Despite the relatively good NFP report – at least in terms of unemployment and jobs growth – gold and silver bounced back on Friday after mostly falling throughout last week. Moving forward, the focus in the markets will shift to Europe with the fallout of the Italian referendum and the upcoming ECB monetary policy meeting. For now, the markets expect more stimulus from Draghi, which should drag down the Euro. For gold and silver a stronger dollar could drag further down their prices. Besides the ECB rate decision, in the U.S. the main reports to come out this week include the non-manufacturing PMI and consumer sentiment.

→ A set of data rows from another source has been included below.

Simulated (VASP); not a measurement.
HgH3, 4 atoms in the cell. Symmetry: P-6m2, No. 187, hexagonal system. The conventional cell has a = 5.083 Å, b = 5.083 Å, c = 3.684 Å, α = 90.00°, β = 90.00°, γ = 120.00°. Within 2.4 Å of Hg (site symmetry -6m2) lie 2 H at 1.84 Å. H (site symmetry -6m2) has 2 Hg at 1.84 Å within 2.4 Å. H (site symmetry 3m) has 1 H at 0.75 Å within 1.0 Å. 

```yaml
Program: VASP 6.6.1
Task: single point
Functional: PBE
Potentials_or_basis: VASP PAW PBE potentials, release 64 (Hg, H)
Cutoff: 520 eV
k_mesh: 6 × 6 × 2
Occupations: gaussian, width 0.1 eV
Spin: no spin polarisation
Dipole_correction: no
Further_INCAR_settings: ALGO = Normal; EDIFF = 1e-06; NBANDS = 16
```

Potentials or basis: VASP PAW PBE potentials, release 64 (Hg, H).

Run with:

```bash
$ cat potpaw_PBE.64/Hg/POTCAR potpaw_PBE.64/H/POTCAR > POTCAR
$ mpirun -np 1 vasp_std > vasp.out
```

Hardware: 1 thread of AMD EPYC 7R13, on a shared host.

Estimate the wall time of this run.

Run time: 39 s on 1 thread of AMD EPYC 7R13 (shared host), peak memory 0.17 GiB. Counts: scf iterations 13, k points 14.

The NFP report showed, yet again, a stable growth in jobs but didn’t present higher growth in wages – only 2.5% compared to 2.8% in the previous report; this is probably one of the main reasons for the modest gain in bullion prices as it slightly reduced the odds of a hike in December: The implied probability slipped to 92.7%. And as you can see in the table below the markets currently expect roughly one more hike in 2017; in comparison, the FOMC predicted two hikes in 2017. Given the recent developments in the markets including the rise in inflation expectations the markets may need to raise these estimates to 2 hikes as the Fed expected.
And for gold and silver higher cash rate will likely to translate to more downward pressure as interest rates rise. Besides the direction of bonds, the stronger USD has also been playing a role in reducing the demand for both gold and silver. After all, the bullion holdings in the two leading gold and silver ETFs: SLV and GLD, respectively, experienced a sharp drop of 4% and 9% over the last couple of months. But this negative sentiment doesn’t mean we won’t see some choppy trading in the near term. After all, the ECB could surprise with a lower than expected stimulus package – perhaps reduce its QE program or hold off any extensions for now – which will help strengthen the Euro and in the process pull up gold and silver prices.
The general direction of gold and silver is likely to remain downward over the coming months – assuming there won’t be any new major surprise in the markets – but we could see some short terms rallies especially if U.S. economic data falls short of market estimates and the ECB turns a bit more hawkish than currently expected.